If this information is accurate, then one nation in the 15 is a full member of UKUSA, five are Third Parties to UKUSA and three others (Spain, Sweden and Finland) have or have had Sigint arrangements with NSA or GCHQ. However, the significance of some Third Party arrangements in Europe may have abated since the end of the Cold War. For example, NSA is said to have discontinued payments to the Danish government in 1992.
Canadian government policies also require CSE :
"to conduct their operational activities in strict recognition of, and adherence to, federal legislation governing the protection of the rights, privacy and freedoms of Canadians. The policies affirm CSE’s commitment to respect the corresponding procedures of its close and longstanding allies, Australia, New Zealand, the United Kingdom and the United States (also known as the Second Parties). However, these procedures must conform first to the laws of Canada". 17
"CSE undertakes explicitly to treat the communications of Second Party nationals in a manner consistent with the procedures issued by the agency of that country, provided such procedures do not convene the laws of Canada. This is a reciprocal undertaking to ensure that the Second Parties do not target each other’s communications or circumvent their own legislation by targeting communications at each other’s behest. In other words, they do not do indirectly what would be unlawful for them to do directly."18
13. What is the function of liaison staff ? Does every Sigint station include staff from NSA?
Sigint staff may be appointed to liaison posts, or they may have reciprocal postings. In reciprocal postings, the staff assigned to a field station are employed on the same terms and within the same structures as local staff. Liaison officers, as the name implies, manage and organised bilateral relationships, either in headquarters organisations or in jointly run field stations.
Each country appoints senior officials to work as liaison staff at the others' headquarters. Thus, the United States has offices for the Special U.S. Liaison Officer (SUSLO) in London and Cheltenham, while a SUKLO official from GCHQ has his own offices inside NSA headquarters at Fort Meade. Similar arrangements are made between each allied agency, so that there are also SCALO, SNZLO and SAUSLO posts at Fort Meade. The senior SUKLO and SUSLO posts in London and Washington are of very high seniority. For example, the current SUSLO in London is Barbara A McNamara, formerly the Deputy Director of NSA.
Most Sigint stations do not have liaison staff as such, although nationals of other UKUSA countries frequently work at other stations.
14. Are the stations of the surveillance network operated by the participating countries or by the USA or by two countries together?

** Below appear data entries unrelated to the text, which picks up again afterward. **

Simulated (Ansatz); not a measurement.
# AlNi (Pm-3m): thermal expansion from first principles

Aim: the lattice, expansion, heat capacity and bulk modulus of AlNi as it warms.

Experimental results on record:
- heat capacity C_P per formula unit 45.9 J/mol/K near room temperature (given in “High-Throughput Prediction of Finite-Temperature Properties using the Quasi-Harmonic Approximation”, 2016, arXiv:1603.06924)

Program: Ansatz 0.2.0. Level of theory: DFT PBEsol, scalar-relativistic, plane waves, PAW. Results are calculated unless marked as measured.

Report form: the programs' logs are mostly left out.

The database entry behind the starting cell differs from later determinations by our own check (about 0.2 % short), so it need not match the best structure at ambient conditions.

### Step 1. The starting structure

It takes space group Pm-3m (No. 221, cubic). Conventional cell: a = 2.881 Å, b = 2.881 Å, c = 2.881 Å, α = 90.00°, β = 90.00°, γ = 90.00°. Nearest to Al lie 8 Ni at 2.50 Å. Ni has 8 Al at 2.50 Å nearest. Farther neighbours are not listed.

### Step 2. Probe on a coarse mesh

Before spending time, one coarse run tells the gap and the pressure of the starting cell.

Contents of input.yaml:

Some UKUSA stations are jointly run. Most are not, even though Second Party nationals may be present. The two known examples of jointly run stations are Pine Gap, Australia and Menwith Hill in the UK. The UK Sigint station at Digby, Lincolshire also hosts NSA units.
15. Are there stations with specific tasks (for example only military targets, no civil communication)?
Stations or systems that mainly or entirely collect HF, VHF and UHF signals are focussed on military targets. Stations intercepting COMSAT signals are primarily or exclusively focussed on civil or commercial communications. Stations operating Sigint satellites in space cover all types of targets.
16. Are the data processed in every station of the surveillance network or do the individual stations provide the raw material to one (or more) central stations?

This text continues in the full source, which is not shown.